0
import pandas as pd
import numpy as np
data_A=pd.read_csv('D:/data_A.csv')

data_A has a column named time. enter image description here

dtype of time is int64. But after I run the code below, timehas changed to float type.

data_A.loc[data_A['scan'] == 1., data_A.columns.difference(
    ['scan', 'label', 'level','index'])] = np.nan

data_A.loc[data_A['NH4'] < 0., 'NH4'] = np.nan
data_A.loc[data_A['NH4'] > 10., 'NH4'] = np.nan
data_A.loc[data_A['NH4_Y']<0, 'NH4_Y'] = np.nan
data_A.loc[data_A['NH4_Y']>100, 'NH4_Y'] = np.nan

data_A.loc[data_A['TOC_Y']<0, 'TOC_Y'] = np.nan
data_A.loc[data_A['TOC_Y']>20000, 'TOC_Y'] = np.nan

data_A.loc[data_A['SS_Y']<0, 'SS_Y'] = np.nan
data_A.loc[data_A['SS_Y']>20000, 'SS_Y'] = np.nan

data_A.loc[data_A['TEMP_Y']<0, 'TEMP_Y'] = np.nan

data_A.level.astype(int)

data_A['NH4'].interpolate(method='slinear', inplace = True)

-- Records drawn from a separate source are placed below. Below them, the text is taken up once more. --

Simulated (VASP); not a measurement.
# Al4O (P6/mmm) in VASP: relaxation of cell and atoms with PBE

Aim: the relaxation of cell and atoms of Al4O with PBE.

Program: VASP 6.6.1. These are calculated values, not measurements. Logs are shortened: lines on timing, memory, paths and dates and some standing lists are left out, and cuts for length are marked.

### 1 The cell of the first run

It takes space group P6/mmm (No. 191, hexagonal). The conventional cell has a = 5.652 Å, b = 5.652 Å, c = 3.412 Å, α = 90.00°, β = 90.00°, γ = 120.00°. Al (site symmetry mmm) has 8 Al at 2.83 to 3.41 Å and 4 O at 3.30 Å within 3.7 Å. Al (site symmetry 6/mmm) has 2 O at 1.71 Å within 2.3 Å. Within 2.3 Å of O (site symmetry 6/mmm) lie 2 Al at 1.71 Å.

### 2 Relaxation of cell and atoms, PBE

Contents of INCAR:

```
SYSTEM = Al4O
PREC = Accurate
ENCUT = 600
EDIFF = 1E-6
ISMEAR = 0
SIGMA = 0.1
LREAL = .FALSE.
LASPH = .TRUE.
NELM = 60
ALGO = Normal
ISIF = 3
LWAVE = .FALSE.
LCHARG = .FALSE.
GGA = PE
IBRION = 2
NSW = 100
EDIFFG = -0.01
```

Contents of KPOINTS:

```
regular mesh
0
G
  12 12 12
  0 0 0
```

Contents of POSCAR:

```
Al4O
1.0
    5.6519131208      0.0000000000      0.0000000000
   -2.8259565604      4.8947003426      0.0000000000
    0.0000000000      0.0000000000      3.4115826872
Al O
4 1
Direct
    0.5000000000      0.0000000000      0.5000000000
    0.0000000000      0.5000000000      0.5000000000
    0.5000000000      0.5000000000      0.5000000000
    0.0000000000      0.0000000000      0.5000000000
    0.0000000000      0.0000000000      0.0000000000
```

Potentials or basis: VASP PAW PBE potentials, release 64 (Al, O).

I didn't do anything to the column time,but it changed to float type. enter image description here I want int type for time.Is there any way to make it as int type?

Lee
  • 129
  • 5
  • Have u tried int casting it?? Use int() to do so – Joel Nov 26 '21 at 12:05
  • I tried `data_A.time.astype(int)` , but it gave me an error message like `ValueError: Cannot convert non-finite values (NA or inf) to integer` – Lee Nov 26 '21 at 12:10
  • I think there might be some NA or inf. I want to ignore NA or inf and change other values to int – Lee Nov 26 '21 at 12:12

2 Answers2

0

Try Int Casting it using:

int(<variable>)

Note: Int casting a double or float may lead to a loss of date. Casting floats like 3.0 to a int is safe, but casting floats or doubles like 3.2(which have a decimal number) will result in 3 and a data loss may occur.

Data loss is nothing to worry about if aren't working with decimals.

Joel
  • 239
  • 3
  • 21
0

Your very first line which does a difference and defaults value to np.nan is the culprit.

Numpy.nan is actually float as it's easier for numpy computation. If you need to default it then try a constant like, -99999999.